Our history today is largely filled with irrelevance, as there is no future applicability for knowing precise dates, names, and figures. The trivialization of learning is bad for brain snd soul and I think Jeopardy is the worst possible pastime. The Ancient histories contain inaccurate figures (60,000 perished… no, 100,000!), but the importance lies in the human stories and connections and the emphasis on faults and learning from human error. Great Man -styled history is nothing other than maximizing the utility of a history lesson for individual humans. Save the trivia for specialized excel workers, our leaders deserve Great Man theory!

In that article Scruton was arguing against an educational model focused on only teaching “relevant” things, as defined by the worldview of the teacher. So he was adopting their framework when saying that there is benefit to teach “irrelevant” things. I highly doubt he actually believes that those things are irrelevant in the broader sense.

It is interesting Scruton calls the classics irrelevant information. I would call something like trivia and the accumulation of facts irrelevant, and I’d say the classics are filled with potentially relevant stories and solutions, and the learning of Ancient languages as taught created analytic and organized minds.
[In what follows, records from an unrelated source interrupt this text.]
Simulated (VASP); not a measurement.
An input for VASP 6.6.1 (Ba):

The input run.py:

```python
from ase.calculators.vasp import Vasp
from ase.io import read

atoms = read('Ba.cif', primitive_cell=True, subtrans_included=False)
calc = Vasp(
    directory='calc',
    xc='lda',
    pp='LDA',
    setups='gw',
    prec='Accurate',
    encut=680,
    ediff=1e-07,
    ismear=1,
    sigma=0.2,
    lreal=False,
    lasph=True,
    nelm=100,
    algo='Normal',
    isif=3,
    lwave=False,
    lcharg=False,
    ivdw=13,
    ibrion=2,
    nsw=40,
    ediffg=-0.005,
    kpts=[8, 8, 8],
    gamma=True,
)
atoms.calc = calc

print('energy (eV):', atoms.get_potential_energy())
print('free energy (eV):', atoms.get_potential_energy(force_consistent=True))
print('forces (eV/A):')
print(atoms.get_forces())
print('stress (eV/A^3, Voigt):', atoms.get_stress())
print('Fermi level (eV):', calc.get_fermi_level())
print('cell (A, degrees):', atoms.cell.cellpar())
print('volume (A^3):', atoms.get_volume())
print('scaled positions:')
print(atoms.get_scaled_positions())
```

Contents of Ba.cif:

Shamus Khan wrote a book - Privilege - exploring his education (both his own and the one he bestowed when he returned as a teacher) and he touches on the utility provided by such absurdly broad courses as "Western History"

His argument is that it's not so much teaching information as teaching ease: an ability to navigate a bunch of different cultural spheres and their products. Nobody ever really learns much about Western Civ in a high school class. But they learn how to navigate material and to not feel absolutely overwhelmed (or, less charitably: they learn how to bullshit according to the system's expectations)

We can apply the same logic to even more challenging endeavors like learning the classics or ancient Greek.

Of course, I think this misses a more obvious take: the "ease" being learned is about learning to fluently speak language of your fellow elites and civilization (hence the Iliad and not the Upanishads, which I don't doubt have meaningful human stories) but part of the book is about the changing character of the upper class so I guess it's not a bug.